Scatter Plot

Best Practices


The dot patterns in a scatter plot indicate the degree to which the two numeric variables represented by the X and Y axes are related.  When a relationship exists, the closeness of the dots indicates the strength of the relationship.

In the first example below, the dot pattern suggests a fairly strong correlation between Annual Household Income (X axis) and the Score data (Y axis).  The second example shows no relationship at all between the same two variables. (These examples are static images. You can interact with “live” examples at the bottom of the page.)

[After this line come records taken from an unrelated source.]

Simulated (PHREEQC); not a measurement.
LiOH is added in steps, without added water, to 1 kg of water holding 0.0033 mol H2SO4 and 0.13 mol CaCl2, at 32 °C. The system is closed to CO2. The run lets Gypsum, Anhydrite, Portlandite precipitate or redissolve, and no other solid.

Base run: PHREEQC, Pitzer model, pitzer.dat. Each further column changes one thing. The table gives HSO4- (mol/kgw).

Two examples of scatter plots showing strong relationship and no relationship

Data Requirements

Each dot in a scatter plot requires two paired variables. The following image from Excel shows 10 paired variables for Score and Annual Income. (These are a subset of the data used to generate the first example above.)  Additional columns, such as Subject ID in this example, can remain in the data source file but are not used to generate the chart.

These data are for a single-series plot. You can use the WCMS to plot multiple series.

Scatter plot data in Excel


Consider these best practices when deciding when and how to use a scatter plot.

  • When it comes to the minimum number of data pairings, the guidance varies, with most guides recommending a number in the 30-to-50 range. Generally, the more, the better.
  • Include a thorough description of what is being measured and label the variables clearly.
  • If your plot shows outliers, consider whether the outliers require explanation or commentary.
  • With many scatter plots, one variable can be characterized as independent and the other as dependent.  The independent variable stands alone and isn’t changed by the other variable. In the examples on this page, Annual Household Income is an independent variable. The independent variable should always go on the X axis.
  • Sometimes it’s not obvious which variable is independent and which is dependent. That’s okay, but you may need to explain the dependent/independent nature of each.
  • Be careful with the wording in your plot description and other text. Remember that scatter plots do not prove causation. They can only imply a correlation between variables.


Positive vs. Negative Trends

Scatter plots show not only the strength of a relationship but the trend direction as well. In this example, the correlation between Annual Household Income and Score is considered negative due to the downward direction of the trend. Download sample data [XLS – 931 B].

Multiple Data Series

The WCMS can color-code multiple data series in scatter plots.  This example shows Year 1 vs. Year 2 scores as they relate to Annual Household Income.  Note that a legend is required only when multiple series are plotted. Download sample data [XLS – 872 B].

Linear vs. Nonlinear Relationships

The shape of the dot pattern may tell a story. In this example, the dots hug closely together, but the trend is non-linear.